Is It Hard For Large Companies To Innovate?

After spending most of my working adult life inside a large company, you get to witness many things. Some would probably call them the good, bad and ugly. How many articles, blog posts and conversations have you been a part of that talks about “you must innovate” to continue to succeed? Can you really innovate in a large company?  If you are in a large company or have worked in a large company, think about that for a minute.  Pause… What is your definition of truly innovating? Take out the tweaks to what you are already doing. I would like you to think about those innovations that transform what the company is doing. Now, is there innovation happening?

I think it can happen, but it must be stressed and discussed at almost every turn. From my experience, many large companies have put in a lot of “systems” to insure that decisions or budget or product changes or whatever are following some version of “red” tape. Necessary? Yes, to a point. I feel that those “systems” cause many of the employee base to shy away from innovating. Why?

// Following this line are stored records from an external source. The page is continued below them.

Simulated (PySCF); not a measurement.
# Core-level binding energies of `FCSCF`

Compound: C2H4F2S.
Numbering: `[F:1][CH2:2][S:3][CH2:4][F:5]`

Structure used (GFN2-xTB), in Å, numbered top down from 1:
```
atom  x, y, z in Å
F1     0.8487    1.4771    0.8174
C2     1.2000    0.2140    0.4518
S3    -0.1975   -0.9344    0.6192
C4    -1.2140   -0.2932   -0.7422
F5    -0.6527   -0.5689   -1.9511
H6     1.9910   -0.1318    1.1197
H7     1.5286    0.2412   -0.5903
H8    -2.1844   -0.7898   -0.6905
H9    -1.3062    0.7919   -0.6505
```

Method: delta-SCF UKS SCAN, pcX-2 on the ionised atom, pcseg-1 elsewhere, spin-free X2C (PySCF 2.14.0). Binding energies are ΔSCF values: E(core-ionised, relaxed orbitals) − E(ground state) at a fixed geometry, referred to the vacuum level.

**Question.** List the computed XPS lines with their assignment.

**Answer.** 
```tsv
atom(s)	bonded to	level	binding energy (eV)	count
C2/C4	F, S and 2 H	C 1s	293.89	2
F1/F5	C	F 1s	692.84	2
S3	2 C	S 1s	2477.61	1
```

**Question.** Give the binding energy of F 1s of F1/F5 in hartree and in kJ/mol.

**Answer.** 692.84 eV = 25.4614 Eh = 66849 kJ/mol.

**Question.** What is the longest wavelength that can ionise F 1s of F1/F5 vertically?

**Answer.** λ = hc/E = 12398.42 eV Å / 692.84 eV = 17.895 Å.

  • Fear of making a mistake. We all are told to “think outside of the box” or take a risk, but with many in a large company, make a mistake and you could be the person that is at the bottom of the performance curve. Taking risks and making mistakes can not be punished. All you have to think about is the mistake that invented the post-it note (the glue that just did not stick as well as it should have). I don’t want to tell you how many times I witnessed  that risk taker get singled out for not performing like the others. The first time it happens in a department, risk taking goes straight out the window. No words can bring it back.
  • Setting up “innovation programs” don’t work. Let me clarify the “program” a bit. These are those programs that have a sponsor, list of ideas, committees that review the ideas, approval processes, tracking approved projects and rewarding those “successful” innovators. Placing red tape completely around innovation. That does not really get innovation or does it? From  my experience it just gives you tweaks to what you already have. Usually those that are administering the “innovation system” are not entrepreneurial spirits but process certified folks. I would argue that many employees  will shy away from “red” tape.
  • Actions speak louder than words. Ever sit in a department update meeting and count the number of times the word “innovation” was used? Try it in your next large department meeting. Makes you want to get going on innovating. Then off you go! Once down that path. How did it go? With most large companies, it was a painful process. If you “really” wanted to fight city hall all the way – you would be exhausted and tell your co-workers about your experience. Actions are real (and in most cases shared with the rest).

What does it take for a large company to innovate? Right off the top there truly needs to be within the culture of the organization of entrepreneurial spirit. Thinking and acting like an entrepreneur. Time must be given within the daily order of business. If the “day job” is all time consuming, how in the world will people get to be thinking or working on something innovative. If you must have a process, make sure that it is very lean. Take out the many review committees, long templates and death by data analysis. Keep it simple (stupid). Lastly, reward every for their attempts at innovation. There is success in failure (you just have to look). I would say, it is better to focus on those that don’t or are not working on innovation. Make that a priority in their professional development plan. If you want that organization to be innovative… You must innovate your organization away from what they are doing today.